At the beginning of 2021, Braskem Idesa signed a memorandum of understanding with Pemex setting out respective understandings for the discussion of potential amendments to the ethane supply contract in the country and for the development of an ethane import terminal. Subsequently, a 15-year gas transportation agreement with Cenagás was signed and, as a result, the Etileno XXI petrochemical complex started receiving natural gas again through Cenagás, which had suspended deliveries in December 2020.

Lepecki revealed that Braskem Idesa is now working towards definitive amendments that include attaining approval from lenders to finance the ethane import terminal project. “All of Mexico's crackers rely on ethane and the development of a terminal would mean more feedstock could be imported, which would allow the crackers to run at full capacity, benefitting the petrochemical industry and entire country in terms of social and economic development,” he explained, adding that Braskem Idesa’s future will be based on maintaining the access to Pemex’ ethane while having competitive access to ethane imported from the US through the new terminal.

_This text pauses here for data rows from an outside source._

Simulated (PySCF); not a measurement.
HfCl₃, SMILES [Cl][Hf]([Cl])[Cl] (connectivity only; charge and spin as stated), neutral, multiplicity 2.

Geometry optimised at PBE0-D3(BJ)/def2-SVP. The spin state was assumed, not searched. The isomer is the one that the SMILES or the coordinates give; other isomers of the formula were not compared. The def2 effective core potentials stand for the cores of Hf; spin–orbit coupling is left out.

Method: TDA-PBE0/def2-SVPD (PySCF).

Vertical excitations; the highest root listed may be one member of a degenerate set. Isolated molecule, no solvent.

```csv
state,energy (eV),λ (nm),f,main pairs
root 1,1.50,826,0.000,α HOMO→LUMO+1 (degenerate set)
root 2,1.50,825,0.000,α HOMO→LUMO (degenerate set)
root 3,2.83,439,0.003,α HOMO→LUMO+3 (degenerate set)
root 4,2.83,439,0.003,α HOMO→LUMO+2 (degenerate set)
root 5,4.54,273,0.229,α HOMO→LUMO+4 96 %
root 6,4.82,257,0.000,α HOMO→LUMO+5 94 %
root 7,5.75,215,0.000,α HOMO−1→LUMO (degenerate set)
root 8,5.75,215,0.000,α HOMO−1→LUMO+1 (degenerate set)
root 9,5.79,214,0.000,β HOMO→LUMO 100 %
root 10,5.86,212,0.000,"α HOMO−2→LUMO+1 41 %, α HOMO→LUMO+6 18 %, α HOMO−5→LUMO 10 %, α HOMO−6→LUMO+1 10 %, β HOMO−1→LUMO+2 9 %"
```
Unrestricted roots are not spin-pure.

Patricio Gutiérrez, chairman of the board and CEO of Grupo Idesa, stated that his company’s position on AMLO’s vision for the energy sector has always been clear: “Pemex needs to exist as an industry leader, but needs to be focused on the areas where it has good competence, for example E&P. If we have other players in the refining business than Pemex, that will help the chemicals industry have access to more options to source feedstock.” Expanding on the subject, Gutiérrez suggested that if Pemex decides to stay in the refining business, then the private industry should help Pemex strengthen its business, be it in refining, gas separation or petrochemicals. “It would be a win-win-win relationship, for Pemex, for the private sector, and for the country.”

Eugenio Manzano, executive director of large chemical distributor Grupo Pochteca, explained that because chemical plants in the southeast of the country are operating at low rates and with higher costs than their counterparts in other countries, many downstream inefficiencies have been generated, creating a commercial deficit of more than US$20 billion per year. He concluded: “The strength and efficiency of Pemex is crucial to obtain key raw materials. It is urgent to recover this and encourage private investment in the energy and petrochemical industries to improve the competitiveness of our industry.”

On October 1st, 2021, AMLO’s ruling Morena party confirmed its bill for electricity reform had been sent to Congress. Although there are doubts that the bill, which is due to be voted on before Mexico’s budget is agreed at the end of November, will be able to get the two-thirds majority it needs to pass, it is another clear indication of the President’s intention to take control of the country’s energy sector. In a scenario where energy prices are rising substantially regardless of government policy, the proposed constitutional reform is a further concern for an industry whose competitiveness has already been impacted by a lack of domestic feedstock.